How to describe and use Network

[wangkuiyi]

We'd thought that a DL framework should implement concepts like model and cost. But we realized that these are not flexible enough to describe deep learning problems. Instead, we need the concept network. For more about this derivation, please refer to https://github.com/PaddlePaddle/Paddle/issues/1311.

In this issue, we are going to figure out how should we build a network and its parameters, and how can we train a network and use part of it (the model) for inference/serving.

[wangkuiyi]

Here summarizes an idea from @helinwang and @emailweixu that changes the concepts listed in https://github.com/PaddlePaddle/Paddle/pull/1297 into the following:

1. No concept of Model; instead, we introduce Network. The reason is listed in here.
2. A Network consists of topology and parameters. But Network is not the essence; instead; topology and parameters are.
3. Layers in the same network might share parameters, an example is in here, and
4. Layers of different networks might share parameters too, as the GAN example will be presented later.

For how to describe networks and how to use it for convenient training, testing, and inference/serving, please see following comments.

[wangkuiyi]

Example 1. Sharing Parameters between Layers

We use the 3-branch ranking model in this example. For your convenience, I copy-a-paste the model's topology as follows:

A -> f -\
Q -> f --> cost
B -> f -/

The following program trains the topology including the cost, and then use the sub-network in the trained topology in inference:

def f(in):
    e = paddle.layer.embedding(in, parameter_name="embedding")
    o = paddle.layer.softmax(e, parameter_name="semantic")
    return o

# Create 3 topologies (subnets), they share parameters because all
# correspoinding layers have the same parameter names.
fA = f(paddle.layer.data(input_name="A"))
fB = f(paddle.layer.data(input_name="B"))
fQ = f(paddle.layer.data(input_name="Q"))

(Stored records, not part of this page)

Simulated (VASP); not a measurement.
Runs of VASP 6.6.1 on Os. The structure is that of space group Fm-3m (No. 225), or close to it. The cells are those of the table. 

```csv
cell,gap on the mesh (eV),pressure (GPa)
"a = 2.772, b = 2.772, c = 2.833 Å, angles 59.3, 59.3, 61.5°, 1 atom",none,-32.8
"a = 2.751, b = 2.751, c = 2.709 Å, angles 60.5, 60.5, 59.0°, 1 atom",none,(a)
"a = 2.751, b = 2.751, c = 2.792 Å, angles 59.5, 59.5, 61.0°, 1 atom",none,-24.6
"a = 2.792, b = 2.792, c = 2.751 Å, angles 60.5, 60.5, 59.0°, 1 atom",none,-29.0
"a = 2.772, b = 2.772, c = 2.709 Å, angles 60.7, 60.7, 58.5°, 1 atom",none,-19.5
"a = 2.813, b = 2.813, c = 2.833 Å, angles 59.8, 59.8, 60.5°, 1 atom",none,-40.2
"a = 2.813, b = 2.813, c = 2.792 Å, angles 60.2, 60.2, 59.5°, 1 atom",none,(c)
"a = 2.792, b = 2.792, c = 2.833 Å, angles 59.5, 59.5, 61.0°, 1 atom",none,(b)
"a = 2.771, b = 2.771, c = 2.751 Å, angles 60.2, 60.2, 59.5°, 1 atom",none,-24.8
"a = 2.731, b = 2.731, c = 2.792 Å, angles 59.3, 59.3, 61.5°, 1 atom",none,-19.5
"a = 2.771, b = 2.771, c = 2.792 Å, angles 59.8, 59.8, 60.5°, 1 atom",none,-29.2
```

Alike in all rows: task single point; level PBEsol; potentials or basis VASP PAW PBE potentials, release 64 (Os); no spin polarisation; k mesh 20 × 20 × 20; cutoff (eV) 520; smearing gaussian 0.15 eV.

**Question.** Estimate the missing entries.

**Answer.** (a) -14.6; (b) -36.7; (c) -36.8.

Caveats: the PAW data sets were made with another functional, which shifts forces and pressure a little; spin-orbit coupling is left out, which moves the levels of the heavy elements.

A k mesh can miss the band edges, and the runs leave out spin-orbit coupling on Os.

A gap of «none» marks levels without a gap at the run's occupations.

topology = paddle.layer.less_than(
               paddle.layer.cross_entropy(fA, fQ),
               paddle.layer.corss_entropy(fB, fQ))

# Derive parameters required in topology and create them in model.
parameters = paddle.parameters.create(topology)

# Estimate parameters used in topology from data.
paddle.train(topology, parameters, reader=read_ranking_model_data)

# Inference using fA (or fB or fC, as they share their parameters).
[testA, testB, testQ] = read_ranking_model_data()
print "The sematic-vector of testA: ", paddle.infer(fA, parameters, testA)

[wangkuiyi]

Exmaple 2. Sharing Parameters between "Models"

We use GAN in this example. In the following example program, d0 and d1 correspond to the two networks in the following figure:

def G(in):
    # over-simplified example as G has only one layers:
    return paddle.layer.fc(in, parameter_name="G") 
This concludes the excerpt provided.